Hlynur Pálmason begins Godland (2022) with a box of photographs. A title card claims that the film was inspired by such a cache, taken by a 19th-century missionary, but the photographs are Pálmason’s invention.
Lucas (Crosset Hove), a priest, hires a Danish interpreter and a band of Icelandic guides, led by the majestic and irritable Ragnar (Ingvar Sigurðsson), to take him on the arduous journey to a Christian colony at the edge of the world. Lucas, a fleshy pink flower on the rocky landscape, withers under the open, relentlessly sunny sky and the weight of his camera. A worm glides over the earth more gracefully than Lucas.

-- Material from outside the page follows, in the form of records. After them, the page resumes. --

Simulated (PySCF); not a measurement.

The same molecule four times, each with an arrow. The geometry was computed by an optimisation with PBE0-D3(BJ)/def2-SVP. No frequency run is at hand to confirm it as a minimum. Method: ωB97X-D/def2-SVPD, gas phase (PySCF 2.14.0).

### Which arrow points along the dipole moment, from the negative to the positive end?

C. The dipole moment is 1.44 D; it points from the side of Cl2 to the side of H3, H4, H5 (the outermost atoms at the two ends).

Along the way, he sets up the elaborate contraption to take pictures of his companions. Godland is shot as if we are seeing the world through Lucas’s camera. The aspect ratio is nearly square, the corners are rounded, and the edges are frayed. It’s a gimmick, but without the sour tang of a cheap trick—and how impressive to fit an epic landscape into such an intimate frame.
Lucas doesn’t understand Icelandic, and his crew barely speaks Danish. Not even his horse can figure out what he wants. He wants to love this place, but he’s frustrated, physically and emotionally uncomfortable. To protect his pride, he preemptively pushes the land, so “terribly beautiful,” and its people away. They now disgust him. He has lost the romance created by his imagination, and he suffers that loss. It is rapturously painful to watch Hove’s performance of a man’s descent into pitiful rage. Calling out to God, he begs to be put out of his misery: “I cannot speak to anyone. I don’t have a voice.” Mad from loneliness, the hopeful man who left is not the bitter man who arrives.
The colony is headed by a sturdy Danish patriarch, who lives with his two daughters. In theory, Lucas should fit right into the homestead: he is as delicate and Danish as their lace curtains. But the father promptly rejects him; he cannot stay in the house. Anna, the elder daughter, is desperate to get back to Denmark, to return to a home that she barely knows, and Lucas is the closest thing. The father knows this, and in a family, as in Christendom, there is room for only one man to be obeyed.
If Pálmason, an Icelandic director who has lived in Denmark most of his life, has inserted himself into the narrative, it is as Ida, the younger daughter, played by his real-life daughter, Ída Mekkín Hlynsdóttir. She is the only one in the film who seems comfortable with her hodgepodge of language and identities, because she is connected to the nationless earth, as all young children are, through her love of animals.
The ability to speak with God is ultimately far less important than the ability to understand each other, animals, water, and grass. The resistance to accept that there is a difference between what is “natural” and what is “normal” is what tortures these men, and drives them to unholy fury.
Godland, despite its violence, is a gentle viewing experience. It invites meditation on home, grief, desire, the passage of time, and the indifference of nature. Those who adapt to the pace of the film’s two and a half hours will be rewarded with the kind of sublime peace that comes from a long, silent afternoon watching sheep graze from the earth to which we all will return.